Competition among brokers in the United States of America is intense and the margins are low. Sales grew triple digits in 2010 but in 2011 the growth was barely 26%. 2013 could be even worse. It's time to expand overseas where there is less competition and higher margins.
Why sell one company to Scotiabank when you can sell two?
Craig McCaw was the highest paid CEO in the United States in 1990. If you need to move your stuff from Detroit to Chicago then you don't need to invent the wheel all over again. All you have to do is copy Craig McCaw's wheel and you will be fine.
Craig McCaw sold McCaw Cellular to AT&T (T) for $11.5 billion in 1994 just like Scotiabank bought ETrade Canada in 2008. All E*Trade needs to do now is copy his proven strategy.
A second after he sold his phone company to AT&T he decided to buy another one. He bought a very small phone company called Nextel in 1995 and after only 4 years and only $1.1 billion invested he increased the number of customers to over 3 million
In 2006 he sold Nextel to Sprint (S) for $36 billion. Times were tough for everybody back in 2008 including E*Trade and they were forced to sell their Canadian division. Without that sale E*Trade wouldn't be alive today, maybe.

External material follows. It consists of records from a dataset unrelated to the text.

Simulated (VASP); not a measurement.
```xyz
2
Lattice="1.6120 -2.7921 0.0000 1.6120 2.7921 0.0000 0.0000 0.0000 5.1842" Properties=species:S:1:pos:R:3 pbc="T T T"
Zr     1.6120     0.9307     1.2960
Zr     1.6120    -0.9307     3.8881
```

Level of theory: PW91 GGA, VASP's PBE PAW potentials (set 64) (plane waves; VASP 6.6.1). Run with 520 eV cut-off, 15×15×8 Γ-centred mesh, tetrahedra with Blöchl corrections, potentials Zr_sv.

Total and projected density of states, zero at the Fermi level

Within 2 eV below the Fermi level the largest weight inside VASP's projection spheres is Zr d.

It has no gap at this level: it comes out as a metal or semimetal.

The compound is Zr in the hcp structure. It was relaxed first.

The hurricane went away and now it's time to send the fishing boats back to Canada again. Open a few branches and get a few customers and try to sell the Canadian division again to Scotiabank for at least $1 billion in a few years.
E*Trade does not have to start from scratch. They can buy a small Canadian broker and grow it just like Craig McCaw did with Nextel. Upfront costs could be shared with other companies also interested in entering the Canadian market.
In 2006 Banorte from Mexico (A Forbes Global 2000 Company) entered the United States of America with the purchase of 70% of a small bank with 16 branches for just $259 million. They also have the option to buy the rest of the bank.
There are millions of Mexicans working legally in the United States of America and they send each week cash to their families in Mexico using banks with operations in both countries. They send over $22 billion each year. Even if Banorte charges a very small fee for each transfer it's still a very good business.
It's only a matter of time before they enter the Canadian market. There are millions of Mexicans working legally in Canada and they will switch from their current bank to Banorte if they enter the Canadian market. There are a lot of opportunities for global banks with operations in Mexico, Canada and the United States of America.
In the future more Mexicans will speak Portuguese and they will go to work in Brazil and vice versa. E*Trade needs to open a new branch in France and allow Canadian customers to buy and sell French stocks in Euros and vice versa.
It would be very hard for a typical customer from the United States of America to trade French stocks if he or she does not speak French. Canadians on the other hand are happy to trade in France because they share the same language.
The reverse is also true. French customers could be interested in trading Canadian stocks. If E*Trade Canada offers their website in Spanish then people from all over Latin America could start investing their life savings with them.
Here is another potential business for E*Trade Canada: Let's say I used to be a General Motors blue collar worker for 20 years in Detroit until I got fired and moved to Canada. It's hard starting over in a new country and Canadian banks are reluctant to issue credit cards to consumers born in the United States of America because their credit history is totally blank. You cannot just take your credit history with you to another country. You have to start over.
A special E*Trade Credit Card designed just for Canadians or Mexicans going to the United States of America or for Americans and Mexicans going to Canada could be a very profitable business. E*Trade already has access to your credit history in the United States of America and they will also have access to credit histories from any Canadian coming to the United States of America to work.
For the Mexicans going to Canada or the United States of America they may need to hire a company from Mexico like America Movil, (AMX)(AMOV) which already lends money in Mexico. Toronto-Dominion Bank (TD) cannot buy more than 45% of TD Ameritrade (AMTD) until 2016. It is highly likely that they will acquire the entire company after that date leaving J. Joe Ricketts with nothing but a pile of cash.
E*Trade cannot stop the bleeding
In Q3 they lost $29 million. In Q4 they lost $186 million. At this rate the Q1 loss will be $302 million or 100% of the revenues. Paul Idzik can still save the company. He needs to hire smart people with experience in small loans in Mexico and Canada. Current or former employees of Banorte and Grupo Elektra can get the job done quickly for very little cash. They may even accept options instead of cash.
It looks like E*Trade has only 4 years to start and grow a Canadian company big enough to compete against TD Ameritrade (100% owned by Toronto-Dominion Bank) that can be sold for billions to J. Joe Ricketts. He is not going to retire after the sale.